Agenda
- 11:00 AM – 11:20 AM: Arrival & Networking
- 11:20 AM – 12:00 PM: Data in Motion with Apache ActiveMQ® and Apache Beam | JB Onofré, Principal Software Engineer, Dremio + Director, Apache Foundation
- 12:00 PM – 1:00 PM: Rooftop Lunch & Networking (on the rooftop if the weather permits)
- 1:00 PM – 1:40 PM: GraphFlow & Beam: Pythonic, Scalable GNN Pipelines | Yogesh Tewari, Senior Cloud Data Engineer, Google
- 1:40 PM – 2:00 PM: Final Networking
Abstracts
Data in Motion with Apache ActiveMQ® and Apache Beam
JB Onofré, Principal Software Engineer, Dremio + Director, Apache Foundation
Modern data architectures demand more than batch processing — they require reliable, scalable, and flexible pipelines that can handle data as it moves. This session explores the powerful combination of Apache ActiveMQ, a battle-tested message broker for enterprise messaging, and Apache Beam, a unified programming model for both batch and streaming data processing.
We’ll walk through the fundamentals of integrating ActiveMQ as a durable message source and sink within Beam pipelines, enabling real-time event-driven workflows across distributed systems. Attendees will learn how to build end-to-end pipelines that consume messages from ActiveMQ queues and topics, apply transformations, enrichments, and windowing strategies using Beam’s expressive API, and route results to downstream systems — all with portability across runners like Apache Flink, Apache Spark, and Google Dataflow.
Key topics include:
- ActiveMQ connectivity patterns in Beam (JMS I/O)
- Message acknowledgment and exactly-once semantics
- Schema handling and payload deserialization
- Scaling strategies for high-throughput messaging workloads
- Real-world use cases: event sourcing, CDC, and operational data pipelines
Whether you’re modernizing a legacy messaging infrastructure or designing a new streaming architecture from scratch, this talk will give you practical patterns and insights to put data in motion — reliably and at scale.

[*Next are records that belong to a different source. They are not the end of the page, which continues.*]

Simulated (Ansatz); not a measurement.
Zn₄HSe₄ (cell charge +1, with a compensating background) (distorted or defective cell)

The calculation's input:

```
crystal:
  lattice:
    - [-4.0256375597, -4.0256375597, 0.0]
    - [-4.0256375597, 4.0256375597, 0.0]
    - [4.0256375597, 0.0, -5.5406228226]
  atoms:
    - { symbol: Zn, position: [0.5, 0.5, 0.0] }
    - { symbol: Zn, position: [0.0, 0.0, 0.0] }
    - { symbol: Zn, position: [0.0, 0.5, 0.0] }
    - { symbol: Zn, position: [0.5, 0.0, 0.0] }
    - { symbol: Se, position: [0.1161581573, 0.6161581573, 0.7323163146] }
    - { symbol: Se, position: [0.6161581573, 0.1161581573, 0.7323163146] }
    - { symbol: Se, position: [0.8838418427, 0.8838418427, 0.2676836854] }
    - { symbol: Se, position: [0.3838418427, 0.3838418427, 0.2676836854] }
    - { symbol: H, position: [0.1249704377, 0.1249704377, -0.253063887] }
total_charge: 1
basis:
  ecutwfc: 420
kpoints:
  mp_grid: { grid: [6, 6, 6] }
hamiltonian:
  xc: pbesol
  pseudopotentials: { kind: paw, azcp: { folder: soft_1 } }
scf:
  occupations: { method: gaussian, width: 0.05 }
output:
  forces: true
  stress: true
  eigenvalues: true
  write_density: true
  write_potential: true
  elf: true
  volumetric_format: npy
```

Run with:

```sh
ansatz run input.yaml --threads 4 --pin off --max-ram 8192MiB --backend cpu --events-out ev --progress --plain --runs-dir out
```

GraphFlow & Beam: Pythonic, Scalable GNN Pipelines
Yogesh Tewari, Senior Cloud Data Engineer at Google
Learn how GraphFlow, a modular Python toolkit, utilizes Apache Beam to create efficient and scalable data pipelines for Graph Neural Networks (GNNs). We’ll demonstrate how GraphFlow on Beam tackles large-scale graph data challenges, including distributed ingestion from cloud databases, scalable feature normalization, graph sampling, and online model inference.